Mr Speaker, today I introduce a Bill for an Act to amend the Marriage Act 1961 to establish marriage equality for same sex couples, and for related purposes.
If enacted this bill will permit:
- A minister of religion, a person authorised under a state or territory law, or a marriage celebrant authorised under the Marriage Act 1961:
- To perform a marriage between same sex couples;
- To have that marriage recognised in Australian law;
- But will not require a Minister of Religion to solemnise a marriage where that is inconsistent with their religious beliefs.
I believe that God made us all equal but different not differently equal.
The object of the Bill is to remove discrimination and advance equality.
It will ensure that when same sex couples make a voluntary commitment, to be together for life, to the exclusion of all others, and they chose to have that relationship solemnised, it will be recognised at law in the same way that my marriage is.
While marriage is an old institution, it is not immutable.
For example, it is now a voluntary union it was not always so.
Young women were betrothed against their will or with no say.
Our concepts of marriage have changed in accordance with societal norms and they will continue to do so.

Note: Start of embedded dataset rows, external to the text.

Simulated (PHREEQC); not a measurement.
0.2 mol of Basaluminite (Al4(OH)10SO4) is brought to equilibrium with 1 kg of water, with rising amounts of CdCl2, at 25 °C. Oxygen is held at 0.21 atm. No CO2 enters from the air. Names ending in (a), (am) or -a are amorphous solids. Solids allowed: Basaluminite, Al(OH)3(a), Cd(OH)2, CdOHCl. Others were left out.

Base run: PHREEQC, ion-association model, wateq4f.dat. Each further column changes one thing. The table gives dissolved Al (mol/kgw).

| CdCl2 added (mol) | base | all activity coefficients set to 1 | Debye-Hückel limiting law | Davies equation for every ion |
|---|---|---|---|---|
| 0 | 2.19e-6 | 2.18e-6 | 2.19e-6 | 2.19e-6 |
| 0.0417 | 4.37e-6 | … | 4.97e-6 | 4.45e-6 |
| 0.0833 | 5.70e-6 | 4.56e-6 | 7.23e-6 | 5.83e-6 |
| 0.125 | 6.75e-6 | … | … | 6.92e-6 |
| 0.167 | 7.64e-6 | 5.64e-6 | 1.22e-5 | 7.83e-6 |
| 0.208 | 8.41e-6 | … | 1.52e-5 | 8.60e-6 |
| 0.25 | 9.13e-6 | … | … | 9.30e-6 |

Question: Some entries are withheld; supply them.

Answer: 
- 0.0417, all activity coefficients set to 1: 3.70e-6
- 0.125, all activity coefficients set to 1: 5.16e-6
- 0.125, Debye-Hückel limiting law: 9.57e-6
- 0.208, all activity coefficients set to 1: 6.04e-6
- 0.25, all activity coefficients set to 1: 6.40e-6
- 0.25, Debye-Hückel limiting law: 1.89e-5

This is reflected in the fact that the Commonwealth laws with regard to marriage have been amended by every Government since their inception, and there are many past aspects of marriage that we now look at with amusement, if not horror including: betrothal, dowry, a wifes vow of obedience, the prohibition on certain inter-race or religious marriages and the idea of conjugal rights.
In recognition of these changing societal norms, the Australian Labor Party changed its National Platform on 3 December 2011 so that it now reads:
Labor will amend the Marriage Act to ensure equal access to marriage under statute for all adult couples irrespective of sex who have a mutual commitment to a shared life.
The Platform was also amended to include the following:
These amendments should ensure that nothing in the Marriage Act imposes an obligation on a minister of religion to solemnise any marriage.
These amendments to our National Platform were the result of many years of campaigning by activists from all sides of politics.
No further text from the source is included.